The place that was closed becomes available and it became possible for this story to have terrific resonance in my mind because of that.

Emily: You mean the underdog story?

Chris: Yeah, the full circle of our stepping back into this exact same space had been knocked out by Barnes and Noble. Barnes and Noble now being a little bit on the ropes from someone who's doing exactly what they did, which is to use their market power to destructively attack the market that another business had had but through discounting largely.

Again our opening a store was, in my mind, our producing a solution to the problem. We wanted to offer that very much. We wanted to do it right where we were, saying to Barnes and Noble, to these corporate discounters, to the publishing world, and to the public, this is the way forward for publishing. You open independent bookstores, you sell books at full price.

All of those things gave what we were doing a poignancy and a meaning, and I think to some extent some marketing legs. A great thing to talk about, a great thing to get people involved with, a great thing for people to be emotional about.

Emily: It's almost like a cause.

Chris: It is a cause.

Emily: It is a cause.

Chris: Exactly, a good one, profoundly good. Small business, publishing, authors getting paid, ideas being distributed, democratic ideals being upheld, all of these things.

Emily: Are Upper West Siders more willing to pay full price because they're getting behind the cause? Are they less prone to the sway of Amazon?

Chris: From what I hear no, they're not more prone. I think everybody in our country, around the world, is starting to recognize the value of small business in everything we do. In food, in how employees are paid and cared for, I think people are starting to ask where was this garment made and how are the workers treated. Who owns this company and what do the owners of this company do, how do they treat the world and the environment. I think that everyone's becoming more and more aware of local businesses having a strong value for their own communities where they are and for them being more participating, and for them having families and stuff. This is not just the Upper West Side, this is worldwide. It's a movement which is honest and true and I think loads of people are getting behind it.

Emily: Why do people want independent bookstores?

Chris: First of all I think they'll take any bookstore. I think another small Barnes and Noble is great, but the fact is, and I don't want to besmirch Barnes and Noble per say, but they're one of the only games in town, they're not that attractive. I think their model of a bookstore, the superstore, is unattractive for a lot of reasons. They're aging and they have not been investing in their structure, they haven't been evolving.

They created what seemed like a great idea for a long time which was the great big store with lots of everything with a café, music, and they want a different kind of experience. They want a smaller store, they want a more beautiful store, they want a store that has more unique items that are picked out in a different way. The national purchasing monotony of Barnes and Noble's feel, it's having the exact same signage, cheaply made and stuff is just too obvious for people.

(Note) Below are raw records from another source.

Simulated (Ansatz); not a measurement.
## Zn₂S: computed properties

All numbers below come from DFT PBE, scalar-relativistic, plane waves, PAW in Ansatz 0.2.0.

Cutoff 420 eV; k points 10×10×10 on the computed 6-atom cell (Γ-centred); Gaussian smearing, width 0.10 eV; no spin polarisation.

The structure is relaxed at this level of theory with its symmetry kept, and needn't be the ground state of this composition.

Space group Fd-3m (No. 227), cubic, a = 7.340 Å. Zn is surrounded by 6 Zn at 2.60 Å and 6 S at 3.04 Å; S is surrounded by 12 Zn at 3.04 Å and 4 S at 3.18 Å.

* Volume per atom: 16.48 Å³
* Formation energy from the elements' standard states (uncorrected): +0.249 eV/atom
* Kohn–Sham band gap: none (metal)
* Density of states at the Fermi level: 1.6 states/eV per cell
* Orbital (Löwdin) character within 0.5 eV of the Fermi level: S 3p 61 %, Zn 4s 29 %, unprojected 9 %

People do tend to want an independent kind of place. It feels different, it feels unique, and it makes them feel as though they are special. But the main thing is having a bookstore to go look at books in is fantastic. People want to browse around books, it's just a great experience, so they'll take anything.

Emily: There are a lot of other objects for sale in your bookstores at Columbus and 82nd Street.

Chris: Yes, there are.

Emily: There's a lot of mugs and scarves and things that you could buy for gifts. How important is that to your business?

Chris: I think it's huge. It's exactly what we've been aiming to construct. I think that while the experience of having a bookstore is unique and it's hugely important in so many ways, and I think the fundamental values of what we're trying to produce, at top of those is giving people a place to interact with books. Very high in that value set is getting families and children reading. We think it's such a important way to set a cultural norm for thinking about how we relate to each other, to ourselves, to our education, to our community. That's really important.

But there are loads of times in a person's life where we want to enjoy our lives as consumers in a successful democracy. That means going out and experiencing things and shopping and buying things for ourselves and for our friends and making our homes beautiful. Then going into a beautiful space just to be allowed to wander and to discover things that are nifty that others have made. Since time immemorial it's been a great experience for a human being to walk into a marketplace and discover and look at wares that have been created, some for useful function and some just to adorn ourselves and be beautiful. It's just basic and fundamental to what a person is in a society. It's just fun. It's great and it gives people more of a reason to come into our shop. It makes the shop become a destination for loads of reasons besides 'I just want to go look at the books now.'

Emily: I read your newsletter and I kept seeing that you were offering copies of Charlie Hebdo and it kept selling out. Why were you doing that?

Chris: When the shootings occurred in Paris I was, as everybody was, dumbfounded and shocked that this was just so ruthless and so brutal. But what immediately struck me was these people were writers and cartoonists, they were people basically involved in free expression of their own ideas. There was immediately some sense of liberal people who normally would be very strongly on the side of free expression pulling back because the magazine itself that these victims published was in their minds slightly, I would say, destructive or racist perhaps in its own way.

But to me, almost instantaneously, it harkened back to an event that occurred early on in my book selling career which was the publication of Salman Rushdie's book "Satanic Verses." He was not killed, he's still alive, but there was a call for his death by the Ayatollah in Iran. The book was nearly not published in the United States. One of its publishers almost dropped the book, I think it was Penguin, and major chain stores such as Barnes and Noble, decided they wouldn't carry the book.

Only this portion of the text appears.